Tuesday, August 10, 2010

If Derek Zoolander were the Turkish country-side (movie #60)


Honey   
Melbourne International Film Festival, 07/08/2010
Status: Behind by 12 films
Honey is a really, really, really, really good-looking film.  The Turkish highlands blue-steel the camera for the entire running time. It’s the third film in Turkish writer-director Semih Kaplanoglu’s trilogy about Yusuf.  In the first, Egg, he is 35 years old, in the second, Milk, he’s 18ish and unable to get into college.  In the third, Honey, he’s a boy, growing up in provincial Turkey with a plantation worker mother and an apiarist father, whom he adores. 

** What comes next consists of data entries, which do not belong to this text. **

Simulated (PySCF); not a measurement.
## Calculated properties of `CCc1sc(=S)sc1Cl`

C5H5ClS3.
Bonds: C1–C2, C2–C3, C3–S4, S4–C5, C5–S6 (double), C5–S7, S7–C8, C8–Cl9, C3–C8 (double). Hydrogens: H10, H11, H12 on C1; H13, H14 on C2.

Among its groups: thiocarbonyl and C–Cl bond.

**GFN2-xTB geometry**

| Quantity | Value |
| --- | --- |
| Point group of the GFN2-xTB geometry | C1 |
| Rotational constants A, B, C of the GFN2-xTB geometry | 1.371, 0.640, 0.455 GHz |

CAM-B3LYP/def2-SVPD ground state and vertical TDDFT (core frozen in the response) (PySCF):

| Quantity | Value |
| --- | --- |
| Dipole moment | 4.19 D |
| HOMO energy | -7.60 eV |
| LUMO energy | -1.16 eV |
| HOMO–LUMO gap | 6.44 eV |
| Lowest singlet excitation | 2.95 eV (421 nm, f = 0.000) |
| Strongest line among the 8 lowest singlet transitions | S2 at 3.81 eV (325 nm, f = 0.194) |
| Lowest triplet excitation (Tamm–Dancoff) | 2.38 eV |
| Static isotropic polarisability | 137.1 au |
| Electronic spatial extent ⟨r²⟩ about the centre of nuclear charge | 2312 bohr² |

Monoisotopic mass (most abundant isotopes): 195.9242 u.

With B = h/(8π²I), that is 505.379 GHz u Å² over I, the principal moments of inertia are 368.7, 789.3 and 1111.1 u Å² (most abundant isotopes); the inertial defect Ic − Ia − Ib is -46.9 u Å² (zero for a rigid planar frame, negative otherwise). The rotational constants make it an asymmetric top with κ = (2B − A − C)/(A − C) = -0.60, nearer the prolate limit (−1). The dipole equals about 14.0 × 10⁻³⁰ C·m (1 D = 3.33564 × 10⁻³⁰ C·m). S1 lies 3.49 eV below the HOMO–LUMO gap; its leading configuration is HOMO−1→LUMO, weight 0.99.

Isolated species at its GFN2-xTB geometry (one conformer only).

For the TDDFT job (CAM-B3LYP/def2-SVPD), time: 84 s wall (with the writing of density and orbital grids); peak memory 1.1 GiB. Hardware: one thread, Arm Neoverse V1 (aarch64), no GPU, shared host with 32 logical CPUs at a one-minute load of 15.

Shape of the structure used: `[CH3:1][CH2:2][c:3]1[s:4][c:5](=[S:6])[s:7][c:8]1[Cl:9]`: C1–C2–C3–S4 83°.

The story of Honey is a slight one - the first half is centered on the relationship between the father and son, which unfolds through long, lingering (if beautifully shot) scenes of very little action.  What little action there is dries up in the second half when the father disappears and the film focuses solely on the introverted, withdrawn Yusuf.

I usually don’t mind a film with a slow pace that takes it’s time with long shots and beautiful composition, like Spring, Summer, Autumn, Winter … and Spring and The Weeping Camel, but those films also have a story.  Like Zoolander lacked a brain, there’s little behind the eyes of this film, pretty to look at though it is.